Krantz appears to live the life of one of her heroines--in a chintz-filled mansion in Bel-Air. She sets her table with Limoges china, works at her computer in a silk shirt and impeccable sweatpants, and fills crystal vases with flowers plucked from her garden. But she hasn't always: Krantz began her career in New York as a fashion editor at Good Housekeeping, where she learned a lot about dressing on a budget. Today, with 75 million copies of her books in print, she can afford the best, but she still shops with a critical eye. Krantz, 66, invited us in for a peek at her closet, a walk-in the size of a small bedroom.

"I expect my wardrobe to work for me," she says, gesturing at a rack of Chanel jackets in every shade of the rainbow (lavender, yellow, pink, celadon, tangerine, green, black, red and navy). "I wouldn't have so many if I didn't need to promote my books on TV and in person," she says. Solid bright colors tend to look good on camera; black and pastels don't. "I remember doing the 'Sonya Live' show," Krantz says, "and I sat down on a pink couch wearing a pink suit, and with my blond hair, I disappeared. . . . I was invisible."

Every jacket tells a story. Krantz is wearing one in beige and lavender wool plaid (with a beige quilted satin lining) over beige pants. "I first wore this to a fund-raiser for Michael Dukakis. It came with a beige satin shirtwaist dress, which is long gone. Dukakis is long gone. But the jacket's still here!" It looks as if it were bought yesterday. "That's the reason I wear Chanel, it doesn't go out of style," Krantz says. "If I bought clothes that were of-the-moment fashionable, then next year they would look wrong on me."

To the left of her jackets hang about 10 black skirts in varying styles and fabrics--daytime wool, evening velvet, bias-cut chiffon, pleated wool crepe. "Mix and match is my middle name," says the author, who never buys matched suits and might dress up a jacket for cocktails with a chiffon skirt, diamond earrings (purchased when "Scruples" topped the bestseller list) and a black silk camellia pinned to her lapel. (Her collection of silk flowers nests in a shallow drawer like precious botanical specimens.) Her way with accessories obviates the need for a lot of evening clothes. "And I only have one dress," she says, referring to her latest buy, a pink-and-white, double-breasted coat dress from Chanel.

She likes to buy separates, so apt for warm days, cool nights and air conditioning. "It took me years to learn how to dress in California," says Krantz, who moved here with her film-producer husband, Steve, in the '70s. "Everybody said, 'Just wear jeans.' Well, I've never found a pair of jeans in my life that fit me. They're too tight in one place and too baggy in another."

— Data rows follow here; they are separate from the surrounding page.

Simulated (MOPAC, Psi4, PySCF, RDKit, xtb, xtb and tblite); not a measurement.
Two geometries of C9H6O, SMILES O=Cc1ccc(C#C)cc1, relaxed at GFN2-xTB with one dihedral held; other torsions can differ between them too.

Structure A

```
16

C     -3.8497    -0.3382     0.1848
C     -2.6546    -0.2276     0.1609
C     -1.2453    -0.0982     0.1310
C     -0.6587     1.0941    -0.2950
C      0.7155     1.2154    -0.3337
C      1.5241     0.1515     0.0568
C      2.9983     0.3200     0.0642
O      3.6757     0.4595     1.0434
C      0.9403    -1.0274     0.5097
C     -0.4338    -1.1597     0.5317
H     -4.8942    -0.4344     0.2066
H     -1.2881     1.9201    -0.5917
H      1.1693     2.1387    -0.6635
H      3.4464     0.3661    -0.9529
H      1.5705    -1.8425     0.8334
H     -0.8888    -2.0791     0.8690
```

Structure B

The same applies to slacks. "I cannot find ready-made pants because I'm long-legged but short," she says. "So I found a tailor in Beverly Hills, Harrison de Castenau, who makes pants to order." (In beige, white or black, to go with her Chanel jackets.)

Chanel is a small woman's best friend, Krantz has learned. She's been wearing the line since 1983. "The suits have gone up in price but they haven't changed in quality," she says.

Her knowledge of other designers sometimes helps her characters. In "Spring Collection," a model booking agent in need of a make-over is dressed by her boss in Donna Karan. "She needed to look pulled-together and grown-up, and Donna Karan gives you a complete image," Krantz says.

Krantz views her clothes as investments, the only way she can justify spending $3,200 for a jacket and skirt. "If you only buy three or four things a year that last forever, you have a lifetime of clothes," she says.